One programme, Troubled Families, was introduced by the Department for Communities and Local Government to ‘turn around’ in three years the lives of 120,000 families estimated as facing multiple problems; the other, Families with Multiple Problems, by the Department for Work and Pensions to move 22 per cent of people in families with multiple problems joining the programme towards employment within three years.  Both are innovative and seek to address multiple challenges by joining up the work of local service providers. Both programmes also have elements of payment‑by‑results.

Today’s report recognizes that the rationale for the programmes is strong. The estimated cost to the taxpayer of providing additional services to the 120,000 families is currently some £9 billion a year.  And, while it is too early to assess the value for money of the programmes, there is  evidence that families are beginning to benefit.  Local authorities have used funding to support a number of additional interventions with the targeted families. Local agencies are working together better; and support given by contractors is starting to help family members enter employment.

However, there is a risk that the expectations for the programmes will not be achieved. Evidence from programmes similar to that of the DCLG suggests that local authorities will need to invest further to meet its target. And there is limited evidence for the DWP’s expectations that its programme will lead to work for over a fifth of participants.

While local authorities in England have, by the DCLG’s definition, turned around 22,000 families to date, exceeding its own target by three per cent, local authorities have attached only 62,000 families to the programme, 13 per cent below the number of families that, in the NAO’s estimation, might reasonably have been attached.  The departments expected that local authorities would refer families to the DWP scheme; however, referrals have been low and, despite opening new referral routes up, the programme is operating with only 26 per cent of its expected volume of attachments.  The DWP programme has achieved only 720 employment outcomes, just four per cent of its target and no provider met the Department’s target for this measure.

Today’s report points out that the two departments did not work together enough, when designing and implementing their programmes, and there is considerable overlap.  Whilst payment‑by‑results has benefits, both departments could have done more to understand its risks. Neither department is likely to achieve all the potential benefits of using payments‑by‑results.  And performance varies significantly between the best and worst performing local authorities and the best and worst performing contractors.

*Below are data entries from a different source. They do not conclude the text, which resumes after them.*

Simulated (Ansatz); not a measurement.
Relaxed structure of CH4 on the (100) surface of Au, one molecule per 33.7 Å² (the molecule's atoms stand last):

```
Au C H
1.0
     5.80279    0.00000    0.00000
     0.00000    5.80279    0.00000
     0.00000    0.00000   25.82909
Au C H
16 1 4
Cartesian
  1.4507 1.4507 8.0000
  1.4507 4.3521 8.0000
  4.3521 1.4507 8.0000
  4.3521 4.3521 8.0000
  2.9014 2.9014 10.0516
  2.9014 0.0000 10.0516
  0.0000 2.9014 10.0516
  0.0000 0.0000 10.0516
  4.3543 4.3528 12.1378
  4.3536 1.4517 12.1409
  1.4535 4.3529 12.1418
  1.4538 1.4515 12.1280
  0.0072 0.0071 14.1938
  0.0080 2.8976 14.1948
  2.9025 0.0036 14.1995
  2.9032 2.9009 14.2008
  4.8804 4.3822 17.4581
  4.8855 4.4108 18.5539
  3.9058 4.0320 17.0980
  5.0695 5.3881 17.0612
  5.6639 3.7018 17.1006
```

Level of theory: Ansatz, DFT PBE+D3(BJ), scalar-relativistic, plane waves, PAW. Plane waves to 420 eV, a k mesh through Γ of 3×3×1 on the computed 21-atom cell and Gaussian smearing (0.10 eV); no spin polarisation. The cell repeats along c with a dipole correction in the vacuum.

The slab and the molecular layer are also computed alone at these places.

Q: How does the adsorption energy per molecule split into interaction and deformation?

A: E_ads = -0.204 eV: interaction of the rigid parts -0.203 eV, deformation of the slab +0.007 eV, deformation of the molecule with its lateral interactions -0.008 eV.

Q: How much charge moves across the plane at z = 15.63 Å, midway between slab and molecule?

“These innovative and ambitious programmes are beginning to provide some benefits but elements of both are underperforming.  This is the result of poor coordination between the departments when designing and implementing their programmes; and of the risks taken in launching the programmes quickly.  To achieve value for money, the departments must do more to understand how local authorities and providers react to the incentives in payment-by-results arrangements. To achieve their objectives, the departments need to continue to liaise with one another and monitor the success rate of both programmes, adjusting them when necessary. They must continue to work with local authorities and contractors to understand why performance is so varied, intervene if it does not improve, and quickly build an evidence base to show which interventions work best.”